The most exciting moment in Henry Cavill's tenure as Superman occurred several hours after it was reported that the British actor was to be relieved of his red cape. With rumours of his imminent exit from the DC Comics "Extended Universe" swirling last week, Cavill posted a video in which he poses in a Krypton Lifting Team T-shirt and slowly raises into focus a plastic Superman toy. The soundtrack is Strauss the Younger's Blue Danube with dogs barking along. Check it out on Instagram if you're bored/lacking for nightmare fuel.
Cavill's intervention was cryptic and unnerving – and far more entertaining than the deafening mishmash that was last year's Justice League. But what was the portent? Was this a show of defiance to the DC haters (whose numbers have multiplied in the wake of Batman v Superman: Dawn of Justice and Justice League)? A coded farewell to the DC fans (whose numbers have shrunk in the wake of Batman v Superman: Dawn of Justice and Justice League). Had the terrifying moustache Cavill cultivated for Mission: Impossible – Fallout seized temporary control of his higher motor functions?
The problem with Superman is that he is a do-gooder without chinks. He flies, zaps lasers from his eyes and uproots skyscrapers while hardly breaking a sweat
We don’t know. Perhaps we never will. (Much as we’ll never know how a Batman movie directed by Ben Affleck might have panned out.) What we do know is that Cavill’s reign as Superman has been a herculean snooze – one that has seemingly confirmed Superman’s status as Most Boring Superhero of All Time.
The problem with Superman – at least the version Zack Snyder brought to the screen with the Warner Bros-DC trilogy he kicked off with Man of Steel, in 2013 – is that he is a do-gooder without chinks.
He flies, zaps lasers from his eyes and uproots skyscrapers (oops, you've just wiped out an entire city block, lad) while only occasionally breaking a sweat. The hardest thing Cavill had to do in Man of Steel, his first outing as Superman, was pass himself off as an oil-rig worker when Clark Kent tried to get away from it all by taking up employment in the petrochemical industry.
Superman’s biggest challenge, traditionally, was holding his own alongside his age-old frenemy Batman. Superman was square-jawed and doltishly moralistic. Batman was haunted by demons and specialised in ambushing petty larcenists from behind chimneys. Also, he lived in a cave full of bats while Superman’s house was a sloppily maintained man pad in the North Pole, and he never stayed there anyway. Boring!

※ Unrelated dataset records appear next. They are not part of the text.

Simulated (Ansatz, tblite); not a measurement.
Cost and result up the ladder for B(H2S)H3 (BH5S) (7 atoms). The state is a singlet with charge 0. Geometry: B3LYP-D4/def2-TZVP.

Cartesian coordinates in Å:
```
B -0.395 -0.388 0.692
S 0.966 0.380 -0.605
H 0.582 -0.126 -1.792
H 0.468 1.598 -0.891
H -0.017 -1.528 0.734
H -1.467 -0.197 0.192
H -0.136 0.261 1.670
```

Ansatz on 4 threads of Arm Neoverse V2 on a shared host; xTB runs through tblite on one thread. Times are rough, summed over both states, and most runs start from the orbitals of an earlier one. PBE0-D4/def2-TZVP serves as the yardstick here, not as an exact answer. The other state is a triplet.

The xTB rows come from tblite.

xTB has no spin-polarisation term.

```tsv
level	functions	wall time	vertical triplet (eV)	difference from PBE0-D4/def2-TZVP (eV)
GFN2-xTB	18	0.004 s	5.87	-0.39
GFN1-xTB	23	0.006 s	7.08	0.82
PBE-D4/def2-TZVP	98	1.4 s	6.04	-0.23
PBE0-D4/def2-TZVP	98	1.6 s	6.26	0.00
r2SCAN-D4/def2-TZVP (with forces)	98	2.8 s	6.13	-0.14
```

The tests facing the Cavill-era Superman have been far more challenging. Instead of merely going head to head with Bruce Wayne he has been up against the weapons-grade charm and supreme quirkiness of the Marvel Cinematic Universe.
Here he truly has met his match. The triumph of Jon Favreau's original Iron Man – the punt in the dark from whence the MCU was spawned – was that it wasn't too fussed about whether we liked Robert Downey jnr as the titular hero. What mattered was that we were engaged by him. He was smarmy, glib and more interested in showing off than in bringing the bad guys to justice.
The Marvel heroes who followed were cut from the same idiosyncratic cloth. There was Thor (funny, a bit dim), Captain America (quippy, earnest) and the magnificently gonzo Guardians of the Galaxy, whose 1980s straight-to-video exploitation movie was disguised as a summer blockbuster.
With his parental issues and his cave, Batman will always be able to stand his ground against such a cavalcade while the Expanded Universe Wonder Woman has worked largely because of the vulnerability Gal Gadot puts to the forefront of her performance. (She’s made of steel yet scratches all the same.)
Cavill’s Superman, by contrast, feels like a popcorn distraction from a simpler era. Indeed, he’s arguably less complicated than the original, Christopher Reeve imagining of the character, from 1978. At least Reeve took an interest in his alter-ego. Cavill’s Clark Kent is just Superman on a day off rather than, as in the Reeve iteration, a manifestation of Superman’s secret vulnerabilities.
Culpability for this has often been rested at Cavill's knee-length boots. True, as Superman he has all the personality of a concrete slab about to fall on your head from a poorly secured scaffold. But it feels significant that, in his other roles, he radiates magnetism – opposite Armie Hammer in Guy Ritchie's Man from U.N.C.L.E., for instance, he was charm on a stick.
So we're back to Superman himself. Many will blame Snyder and his signature Wagnerian bombast. Yet Superman was already a hollowed-out streak of self-righteousness when portrayed, in 2006, by Brandon Routh in Bryan Singer's Superman Returns.
Perhaps the problem with Superman is that Warner Bros has given us the one it thinks we want, not the Superman we need
The obvious conclusion, then, is the difficulty lies with Superman. Ah, but which Superman? Despite the widespread assumption that the Man of Steel has been one of the constants of the superhero genre since he flew off the pages of Action Comics in 1938, there have in fact been many Supermen – some more interesting than others.
The original "golden age" Superman, for example, was far less superpowered than the modern incarnation. He could leap tall buildings and outpace a bullet but was unable to fly. (Why leap a building when you could hover above it?) This was a street-level Man of Steel, whose foes tended to be small-time crooks. He would have found it hard to engage in a game of lob-a-skyscraper, as Cavill did with General Zod at the end of Man of Steel, given that his maximum running speed was 100km/h.
Within the pages of DC Comics there has also been Evil Superman (with a SS-type logo on his chest) and a Superman raised in the Soviet Union, a hammer and sickle in place of the “S” symbol. Most intriguing of all was the African American Superman, Calvin Ellis, from the Final Crisis story arc, who, not content with advancing the cause of diversity among tight-wearing crime fighters, was also elected president of the United States.
What a movie that would make. (Black Panther's Michael B Jordan has already been touted as a potential Man of Steel and would be perfect as Ellis.) Perhaps the problem with Superman is that Warner Bros has given us the one it thinks we want, not the Superman we need.